# 1940 Schwinn Superior Racer .............. Ebay



## GTs58 (Feb 2, 2021)

This is what I call a Sweet Piece. http://rover.ebay.com/rover/1/711-5...0001&campid=5335809022&icep_item=154316664912















*And here is Bobs for a price reference.*

https://thecabe.com/forum/threads/1938-schwinn-superior-track-bike.162938/


----------



## Freqman1 (Feb 2, 2021)

That's Paramount money!


----------



## kccomet (Feb 3, 2021)

that's a great bike, and the early superiors are a lot harder to come by than the paramount. I don't usually like to question someone's pricing, but I think he's asking double what the bikes worth, just my opinion.


----------



## hzqw2l (Feb 3, 2021)

Nice bike.

There is a Best Offer button on the listing...
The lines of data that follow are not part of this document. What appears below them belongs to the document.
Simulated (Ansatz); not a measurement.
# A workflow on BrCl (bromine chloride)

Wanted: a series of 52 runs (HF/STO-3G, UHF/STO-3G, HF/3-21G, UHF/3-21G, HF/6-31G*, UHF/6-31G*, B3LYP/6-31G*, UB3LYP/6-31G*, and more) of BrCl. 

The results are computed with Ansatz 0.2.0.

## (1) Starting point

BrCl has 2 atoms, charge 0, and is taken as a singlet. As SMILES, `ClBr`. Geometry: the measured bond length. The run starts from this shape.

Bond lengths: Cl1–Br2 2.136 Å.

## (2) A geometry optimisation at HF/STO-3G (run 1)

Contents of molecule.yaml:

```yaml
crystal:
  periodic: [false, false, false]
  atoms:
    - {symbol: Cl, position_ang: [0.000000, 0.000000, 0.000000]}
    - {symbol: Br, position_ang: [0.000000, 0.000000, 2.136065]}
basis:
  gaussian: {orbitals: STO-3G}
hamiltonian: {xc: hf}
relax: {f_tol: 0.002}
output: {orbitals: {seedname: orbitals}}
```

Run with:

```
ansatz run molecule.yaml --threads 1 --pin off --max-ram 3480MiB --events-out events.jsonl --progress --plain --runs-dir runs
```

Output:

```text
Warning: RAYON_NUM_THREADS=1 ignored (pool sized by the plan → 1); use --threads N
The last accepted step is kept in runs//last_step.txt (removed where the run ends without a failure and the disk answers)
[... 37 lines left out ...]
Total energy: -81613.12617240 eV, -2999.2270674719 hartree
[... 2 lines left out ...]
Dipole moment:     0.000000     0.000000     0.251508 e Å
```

And he states it's on consignment so shoot for the moon.


----------



## 49autocycledeluxe (Feb 3, 2021)

as they say it is simpler to lower the price than it is to raise it after a sale.


----------



## cyclingday (Feb 3, 2021)

Fabulous!


----------



## detroitbike (Feb 3, 2021)

I think these are Rarer than a paramount 
This looks like a nice original & complete bike. I’d est 2500-3000 value.


----------



## GTs58 (Feb 3, 2021)

detroitbike said:


> I think these are Rarer than a paramount
> This looks like a nice original & complete bike. I’d est 2500-3000 value.




I agree that they are much rarer than a Paramount. And the frame size would definitely create a price variation. The one Bob sold was a small frame and just about as nice and this one is a large frame.


----------



## 2000ITR (May 14, 2021)

When I saw this I was interested right off the bat...sent the consignor a basic question about the condition of the wheels...never got a reply (I guess they are busy folks). Anyway, coming here and getting more information I see now that the BIN now pricing is probably a little optimistic....this is a great place to learn!

Joe


----------



## GTs58 (May 29, 2021)

Updated listing and new lower price. Anyone else watching this piece get the discounted offer? 









						23" 1940 Schwinn Superior Track Racer Serial B2614 - Torrington #5 Dural Brooks  | eBay
					

We believe the bars, stem, wheels, crankset, headset and bottom bracket to be original. Dural Schwinn adjustable Major Taylor style stem. Fairbanks Wood Rims laced to Dural Small Flange Hubs. Consigning for the grandson of the original owner!



					www.ebay.com


----------



## IngoMike (May 29, 2021)

That is a nice ride! I am searching for the $ now.....


----------